YES MAN tries to be two kinds of Jim Carrey movies at once and fails twice over. The result is a flat and unappetizing work that is neither serious enough to win over an audience looking for something of substance, nor wacky enough to satisfy fans of the manic Carrey of THE MASK or ACE VENTURA vintage.
Carrey is Carl, a bland man in a bland bank job who has spent the three years since his divorce vegging out on his sofa watching DVDs. His pals have pretty much had it with him ducking out on a social life, and his boss (Rhys Darby), an uber-nerd with unfortunate ways with nicknames, doesn’t see a reason to promote his underling beyond his junior loan officer status. Enter an old pal (John Michael Higgins), who regales Carl with magic tales of trips to Africa and a life full of possibilities. That would be the teachings of a motivational guru (Terrence Stamp) who teaches the possibilities of saying “yes” to everything and opening himself up to life without reservation. The old pal illustrates his point by taking a rock and throwing it through the front window of the bank where Carl works. Security guards become involved and somehow that convinces Carl to attend one of the guru’s seminars, where he is singled out by the guru for special attention that results in a covenant wherein every time that Carl says no, bad things will happen to him. Hence the homeless man whom Carl drives to the middle of nowhere in the middle of the night. Personal safety is not, it seems, a valid excuse to break the convenant.
It’s LIAR LIAR without the schtick. Well, most of the schtick. Carrey spends the bulk of the film in a mildly catatonic state, punctuated with brief bouts of the sort of antics that catapulted him to fame, though here they seem half-hearted at best. Even scotch-taping his face into unnatural configurations feels tired. As for the yeses that come thick and fast, naturally they lead him to the girl of his dreams, Alison (Zooey Deschanel), who can be identified as suitably zany because she rides a scooter instead of driving a car, and her helmet has cartoon eyes painted on it. Naturally they further lead him to discover life’s wonders. In order to keep the story chugging along, there are a few distasteful gags at the expense of Fionnula Flanagan as Carl’s elderly neighbor and of lovers of guitar music everywhere. There are also complications, but of such an arbitrary and contrived variety that instead of building conflict and tension, they point up the creakiness of the writing. Zany Alison becomes huffy when she discovers that Carl has been married and divorced? One can only scratch one’s head and ponder what part of the script was either never written, or was so edited to remove why that would make any sense whatsoever.

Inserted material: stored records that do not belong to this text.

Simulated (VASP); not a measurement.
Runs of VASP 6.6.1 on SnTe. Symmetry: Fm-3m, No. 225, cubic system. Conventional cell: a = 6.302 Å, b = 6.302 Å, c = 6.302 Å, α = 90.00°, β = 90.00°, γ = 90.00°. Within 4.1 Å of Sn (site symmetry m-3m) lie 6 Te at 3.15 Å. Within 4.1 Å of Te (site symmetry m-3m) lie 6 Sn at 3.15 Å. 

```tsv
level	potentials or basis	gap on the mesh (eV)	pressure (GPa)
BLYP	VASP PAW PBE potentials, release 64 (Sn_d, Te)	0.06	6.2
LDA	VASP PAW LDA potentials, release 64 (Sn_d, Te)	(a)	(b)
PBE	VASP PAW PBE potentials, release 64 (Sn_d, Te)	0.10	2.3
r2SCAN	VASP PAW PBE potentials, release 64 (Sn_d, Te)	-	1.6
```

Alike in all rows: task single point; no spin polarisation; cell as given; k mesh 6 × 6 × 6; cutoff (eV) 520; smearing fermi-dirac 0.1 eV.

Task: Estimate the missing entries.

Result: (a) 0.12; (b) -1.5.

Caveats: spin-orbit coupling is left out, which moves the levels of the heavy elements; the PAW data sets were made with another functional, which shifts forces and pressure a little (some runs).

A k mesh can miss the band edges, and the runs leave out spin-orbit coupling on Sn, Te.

There is nothing here to make an audience go “ah” or even “awww” as the energy, never abundant, ebbs away quickly as the story circles the metaphorical drain. There is, however, plenty to make it go “yeesh” and not in a good way. Carrey, who has done excellent dramatic work in THE ETERNAL SUNSHINE OF THE SPOTLESS MIND, doesn’t have the same focus. When he is low-key and hang-dog, he is barely interesting, when he indulges in physical humor, he flails. Deschanel, with her big blue eyes and raspy voice, seems bored rather than smitten. Stamp alone emerges triumphant, soaring above the role and the material with an imperious presence that slyly sends up the motivational guru phenomenon with plumy tones and a magisterial stride.
YES MAN is a dull as Carl is at the beginning of his adventure. Unlike that character, though, the film about him remains firmly in the doldrums, taking its audience along with it.